Hezbollah leader says more Israelis will be displaced as the militants extend their rocket fire

Updated

Sheikh Naim Kassem, the acting leader of Hezbollah, said its military capabilities are still intact and that it has replaced all of its senior commanders after weeks of heavy Israeli airstrikes across large parts of Lebanon

Houthi supporters raise a poster of the late Hezbollah leader Hassan Nasrallah
Houthi supporters raise a poster of the late Hezbollah leader Hassan NasrallahAP

Hezbollah's acting leader said Tuesday that even more Israelis will be displaced as the militant group extends its rocket fire deeper into Israel, in a defiant televised statement marking the anniversary of fighting that escalated into war last month.

Sheikh Naim Kassem, the acting leader of Hezbollah, said its military capabilities are still intact and that it has replaced all of its senior commanders after weeks of heavy Israeli airstrikes across large parts of Lebanon, including targeted strikes that killed much of its top command in a matter of days.

He also said Israeli forces have not been able to advance after launching a ground incursion into Lebanon last week. The Israeli military said a fourth division is now taking part in the incursion, which has expanded to the west, but operations still appear to be confined to a narrow strip along the border.

The Israeli military says it has dismantled militant infrastructure along the border and killed hundreds of Hezbollah fighters. On Tuesday, it said a strike in Beirut had killed Suhail Husseini, who it described as a senior commander responsible overseeing logistics, budget and management of the militant group.

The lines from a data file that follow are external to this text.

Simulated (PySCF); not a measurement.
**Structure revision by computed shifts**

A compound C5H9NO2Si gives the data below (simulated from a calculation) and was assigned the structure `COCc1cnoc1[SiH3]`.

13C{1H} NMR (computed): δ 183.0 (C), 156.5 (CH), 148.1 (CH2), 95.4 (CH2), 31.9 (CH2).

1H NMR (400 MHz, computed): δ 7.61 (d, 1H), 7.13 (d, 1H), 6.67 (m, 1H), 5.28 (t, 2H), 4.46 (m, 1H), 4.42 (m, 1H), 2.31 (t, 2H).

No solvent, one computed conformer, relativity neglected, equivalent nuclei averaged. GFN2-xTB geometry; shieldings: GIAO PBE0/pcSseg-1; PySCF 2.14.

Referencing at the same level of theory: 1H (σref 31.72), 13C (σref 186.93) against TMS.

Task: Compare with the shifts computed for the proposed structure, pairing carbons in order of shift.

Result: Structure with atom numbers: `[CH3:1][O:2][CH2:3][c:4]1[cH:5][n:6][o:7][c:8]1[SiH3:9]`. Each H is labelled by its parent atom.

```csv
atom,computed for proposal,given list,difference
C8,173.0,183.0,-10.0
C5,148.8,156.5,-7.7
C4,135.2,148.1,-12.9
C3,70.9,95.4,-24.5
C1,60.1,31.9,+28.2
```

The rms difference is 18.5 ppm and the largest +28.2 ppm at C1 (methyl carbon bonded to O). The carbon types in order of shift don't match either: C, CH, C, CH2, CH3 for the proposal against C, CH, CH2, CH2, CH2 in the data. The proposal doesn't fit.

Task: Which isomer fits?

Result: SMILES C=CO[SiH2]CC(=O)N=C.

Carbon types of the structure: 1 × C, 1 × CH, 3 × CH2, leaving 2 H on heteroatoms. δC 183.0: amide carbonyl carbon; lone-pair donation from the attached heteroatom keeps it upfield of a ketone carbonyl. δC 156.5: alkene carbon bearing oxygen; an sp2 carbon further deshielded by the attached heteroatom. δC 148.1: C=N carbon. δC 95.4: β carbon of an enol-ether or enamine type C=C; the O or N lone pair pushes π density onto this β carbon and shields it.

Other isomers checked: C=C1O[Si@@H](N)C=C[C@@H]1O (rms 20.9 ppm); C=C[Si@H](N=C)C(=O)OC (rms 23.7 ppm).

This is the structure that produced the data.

There was no immediate comment from Hezbollah, and no way to confirm battlefield claims made by either side.

"We are firing hundreds of rockets and dozens of drones. A large number of settlements and cities are under the fire of the resistance," Kassem said in a video address, speaking from an undisclosed location. "Our capabilities are fine and our fighters are deployed along the frontlines."

He said Hezbollah's top leadership was directing the war and that the commanders killed by Israel have been replaced. "We have no vacant posts," he added.

He said that Hezbollah will name a new leader to succeed Hassan Nasrallah, who was killed in an Israeli airstrike in a bunker in Beirut last month, "but the circumstances are difficult because of the war."

The Israeli military said that 85 projectiles were launched from Lebanon toward northern Israel in a significant burst of fire on Tuesday.

Israel's aerial defense intercepted most of the rockets, the military said. A 70-year-old woman was moderately wounded by shrapnel and Israeli media aired footage of what appeared to be minor damage to buildings near the coastal city of Haifa.

The military also said that it struck Hezbollah targets in the southern Beirut suburbs, known as the Dahiyeh, where the militant group is headquartered.

Hezbollah began firing rockets into northern Israel on Oct. 8, 2023, the day after Hamas' surprise attack into Israel ignited the war in Gaza. Hezbollah and Hamas are both allied with Iran, and Hezbollah says its attacks are aimed at aiding the Palestinians. Israel began carrying out airstrikes in response and the conflict steadily escalated, erupting into a full-fledged war last month.

The Lebanese militant group has said it will stop the attacks if there is a cease-fire in Gaza, but months of diplomatic efforts on that front have repeatedly stalled.

Israel has inflicted a punishing wave of blows against Hezbollah in recent weeks and says it will keep fighting until tens of thousands of displaced Israeli citizens can return to their homes in the north.

More than 1,300 people have been killed in Lebanon and over a million displaced since the fighting escalated in mid-September.

Since then, Hezbollah has extended its rocket fire into central Israel, setting off air raid sirens in the country's commercial hub of Tel Aviv. Iran-backed Houthi rebels in Yemen have also launched missiles that reached central Israel. Most of the projectiles have been intercepted or fallen in open areas, disrupting life in Israel but causing few casualties and little property damage.

Last, week Iran launched its own barrage of some 180 ballistic missiles at Israel, in what it said was a response to the killing of Nasrallah, an Iranian general who was with him at the time and Ismail Haniyeh, the top leader of Hamas, who was killed in an explosion in Iran's capital in July.

Israel has vowed to respond to the missile attack, without saying when or how.

Israeli Defense Minister Yoav Gallant is in Washington this week to meet with his American counterpart, Lloyd Austin. The Biden administration says it is opposed to an Israeli attack on Iran's nuclear facilities, which could escalate regional tensions even further.